🤖 AI Summary
This work addresses the challenge that existing neural operators struggle to simultaneously capture global smooth propagation and local sharp features—such as shocks—in solutions of partial differential equations (PDEs). To this end, we propose the U-shaped Hybrid Neural Operator (U-HNO), which introduces a novel Sparsity-aware Point Adaptive Routing (SPAR) mechanism based on local contrast. SPAR dynamically selects, at each spatial location, between a Fourier-based global branch and a multi-scale Gaussian local branch. The architecture is further enhanced with a U-shaped encoder-decoder structure featuring skip connections. Combined with an H¹ gradient loss and spectral band consistency regularization, U-HNO achieves state-of-the-art rolling prediction accuracy across multiple 1D, 2D, and 3D benchmarks in PDEBench, demonstrating particularly significant gains on problems involving sharp solution features. Ablation studies confirm the effectiveness of each proposed component.
📝 Abstract
Solutions to many partial differential equations (PDEs) display coexisting smooth global transport and localized sharp features within a single trajectory: shock fronts, thin interfaces, and concentrated high-frequency content sit on top of slowly varying backgrounds. This poses a challenge for neural operators: Fourier-based architectures mix nonlocal interactions efficiently but tend to under-resolve localized non-smooth features, whereas spatially local architectures recover fine detail at the cost of long-range propagation and rollout stability. Existing hybrid operators paper over this tension with a fixed, spatially uniform fusion that forces the same trade-off everywhere.
We propose U-HNO, a U-shaped hybrid neural operator whose central design is Sparse-Point Adaptive Routing (SPAR): at every spatial location, a per-pixel hard mask selects whether the global Fourier branch or the local multi-scale Gaussian branch should dominate, and the sparsity ratio is a function of the local contrast of the routing signal, so smooth and shock-aligned regions receive different mixtures of global and local computation. SPAR is embedded in a hierarchical encoder-bottleneck-decoder backbone with skip connections so that the dual branches and the gate operate at every resolution. Training combines pointwise supervision with a finite-difference H^1 gradient term and a band-wise spectral consistency regularizer.

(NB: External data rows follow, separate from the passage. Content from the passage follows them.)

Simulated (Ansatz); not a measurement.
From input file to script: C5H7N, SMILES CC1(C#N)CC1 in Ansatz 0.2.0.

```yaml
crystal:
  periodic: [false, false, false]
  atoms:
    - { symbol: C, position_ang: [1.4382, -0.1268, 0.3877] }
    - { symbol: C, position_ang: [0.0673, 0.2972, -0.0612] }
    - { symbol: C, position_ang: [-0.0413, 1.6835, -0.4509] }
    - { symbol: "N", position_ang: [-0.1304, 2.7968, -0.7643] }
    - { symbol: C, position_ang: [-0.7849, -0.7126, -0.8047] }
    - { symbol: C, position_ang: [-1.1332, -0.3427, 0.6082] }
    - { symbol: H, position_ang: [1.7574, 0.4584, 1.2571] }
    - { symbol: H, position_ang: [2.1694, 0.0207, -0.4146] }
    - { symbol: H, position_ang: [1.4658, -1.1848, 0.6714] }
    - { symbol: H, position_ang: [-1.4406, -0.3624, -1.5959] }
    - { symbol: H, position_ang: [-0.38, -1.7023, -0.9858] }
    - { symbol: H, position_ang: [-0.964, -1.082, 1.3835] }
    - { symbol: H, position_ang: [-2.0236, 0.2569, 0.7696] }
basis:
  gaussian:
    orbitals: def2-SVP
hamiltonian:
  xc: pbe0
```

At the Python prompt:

Across benchmarks spanning 1D Burgers, Kuramoto-Sivashinsky, KdV, 2D advection, Allen-Cahn, Navier-Stokes, Darcy flow, and 3D transonic compressible Navier-Stokes from PDEBench, U-HNO achieves state-of-the-art rollout accuracy on the majority of tasks in both relative L^2 and H^1 metrics, with the largest gains on problems dominated by sharp localized features. Ablations show that removing any single component substantially degrades rollout error.